Posted January. 28, 2003 22:32,   


The Federation of Korean Industries has publicly criticized the incoming administration`s "chaebol policies." In addition, the federation voiced its worry that the policies would smother the business activities of the corporations.

At the meeting of its directors held yesterday at the federation`s headquarters, it handed out to its directors copies of its report "Economic Outlook and Agenda for the Year of 2003," which contained the opposition and worry. It also alleged, in the report, that business activities would be discouraged by introduction of the class action suit and strengthening of supervisory directors` authorities, the two main systems the incoming administration is trying to usher in.

In addition, the federation stressed that the current excessive regulations would gnaw at the potential for development by shrinking investment and smothering corporate management.
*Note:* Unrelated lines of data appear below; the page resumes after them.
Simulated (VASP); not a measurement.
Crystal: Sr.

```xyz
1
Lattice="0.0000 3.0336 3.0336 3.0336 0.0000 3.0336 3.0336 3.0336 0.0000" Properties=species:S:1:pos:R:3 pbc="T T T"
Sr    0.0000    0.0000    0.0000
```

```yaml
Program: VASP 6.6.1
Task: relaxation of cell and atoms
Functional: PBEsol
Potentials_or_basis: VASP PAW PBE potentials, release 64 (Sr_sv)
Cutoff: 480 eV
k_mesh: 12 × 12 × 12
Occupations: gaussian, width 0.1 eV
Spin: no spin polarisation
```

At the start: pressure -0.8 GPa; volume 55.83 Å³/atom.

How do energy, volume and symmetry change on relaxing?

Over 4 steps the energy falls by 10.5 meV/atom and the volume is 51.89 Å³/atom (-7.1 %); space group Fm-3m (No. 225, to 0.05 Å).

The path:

In the report, the federation refuted each and every policy believed to be introduced by the Roh administration, including introduction of class action suit, comprehensive taxation on inheritance and gift, mandatory notarization of documents made public in the stock market, and restriction on voting power of financial institutes.

It also contended that the incoming administration should overhaul its policies in such a way as to boost fair competition between corporations, rather than to regulate corporations based on size.

It further alleged that transparency in management should be enhanced not through introduction of a new system like class action suit, but through strict enforcement of the existing administrative mechanisms. The federation also voiced its wishes that the mandatory "less than 200%" debt ratio and discriminatory regulations in the Seoul metropolitan area should be abolished.

In the meanwhile, the directors agreed to adopt a resolution in the upcoming convention, which is scheduled for Feb. 7th. It was reported that the resolution would stipulate its commitment to raising the national per capita income to $20,000 by the year of 2007. They also confirmed their dedication to assisting the incoming administration in achieving its No. 1 goal of advancing South Korea to a country playing a central role in East Asia.